July 29 (Bloomberg) -- McDonald’s Corp., the world’s largest restaurant chain, should open an outlet a day in China as it challenges Yum! Brands for dominance in Asia’s largest economy as rising salaries boost spending on fast food.
“We should be opening a restaurant every day in the next three to four years” in China, Peter Rodwell, company president for Asia excluding Japan, Australia and New Zealand, said in an interview in Singapore today. “We’re now opening a restaurant every other day.”
McDonald’s franchised outlets in China may account for as much as 20 percent of the total within six years, Rodwell said, as the hamburger chain aims to increase its stores from 1,300 to 2,000 by 2013. While its website says more than 75 percent of restaurants worldwide are operated by franchisees, only six McDonald’s shops in the world’s most-populous nation are franchised, said Vivian Zhang, a Shanghai-based spokeswoman.

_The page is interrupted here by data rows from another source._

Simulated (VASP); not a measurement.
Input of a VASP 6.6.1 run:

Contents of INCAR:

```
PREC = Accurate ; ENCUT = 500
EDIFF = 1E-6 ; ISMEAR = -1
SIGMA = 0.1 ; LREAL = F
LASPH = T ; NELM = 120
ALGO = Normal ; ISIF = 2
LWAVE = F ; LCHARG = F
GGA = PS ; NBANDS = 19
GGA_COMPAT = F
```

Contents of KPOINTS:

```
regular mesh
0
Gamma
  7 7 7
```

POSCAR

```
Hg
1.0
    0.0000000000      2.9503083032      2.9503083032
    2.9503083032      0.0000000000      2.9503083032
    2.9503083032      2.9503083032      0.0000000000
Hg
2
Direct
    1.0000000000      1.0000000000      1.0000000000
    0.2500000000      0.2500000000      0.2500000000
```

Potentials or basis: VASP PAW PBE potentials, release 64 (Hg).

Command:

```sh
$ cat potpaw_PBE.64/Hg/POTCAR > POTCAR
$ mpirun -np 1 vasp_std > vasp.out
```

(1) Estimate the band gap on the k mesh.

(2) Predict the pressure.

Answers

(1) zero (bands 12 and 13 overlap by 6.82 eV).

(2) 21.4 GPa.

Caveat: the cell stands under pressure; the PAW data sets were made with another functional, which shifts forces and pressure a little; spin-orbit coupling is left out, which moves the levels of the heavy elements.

“Franchising can be a very effective way to grow in China,” said Ben Cavender, an analyst at China Market Research in Shanghai. “It will potentially allow them to accelerate their expansion on the mainland.”
McDonald’s plans to grow its franchising business, first started in Wuxi in 2007, as it is “confident about the China market’s future”, Zhang said in an e-mailed statement today. It has three franchisees with two stores each in Liaoning, Jiangsu and Zhejiang province, she said.
“We expect somewhere in the range of 15 to 20 percent of the organization or the business will be franchised in the next five to six years,” Rodwell, who’s also responsible for the company’s Middle East operations, said in a separate interview for Bloomberg TV.
Most of McDonald’s 800 restaurants in the Middle East are operated by franchisees, he said.
McDonald’s fell 0.4 percent to $86.78 in New York Stock Exchange composite trading yesterday. The stock has climbed 13 percent this year, outperforming the 3.4 percent advance of the Standard & Poor’s 500 Index.
The Oak Brook, Illinois-based company has said it plans to recruit 50,000 employees in China this year, including 1,000 university graduates as management trainees. McDonald’s, which trails Yum in number of Chinese locations, moved its China training center from Hong Kong to Shanghai last year.
KFC, Pizza Hut
Yum had 3,200 KFC restaurants and 500 Pizza Huts in 650 Chinese cities at the end of 2010. McDonald’s had about 1,100 stores in China as of December.
McDonald’s may create more than 10,000 jobs yearly in China as each new restaurant requires about 60 employees, said Liam Jeory, a McDonald’s spokesman in Hong Kong.
McDonald’s “needs to get everything right at the very beginning before going ahead on a large scale” with regard to franchising in China, Michelle Chen, a Shanghai-based analyst with KGI Asia Ltd., said in a phone interview today. “A common issue with franchising in China is that franchisees want quick money and don’t have the same capability as the corporate for running a business.”
Sales at all of China’s fast-food chains rose 12 percent last year to 60 billion yuan ($9.3 billion), according to Euromonitor International. Yum led the market with a 40 percent share, compared with 16 percent for McDonald’s, the London-based researcher said.
McDonald’s has increased product prices in China at least twice this year to help mitigate pressure from rising prices. China’s consumer prices rose 6.4 percent in June from a year earlier, the most in three years.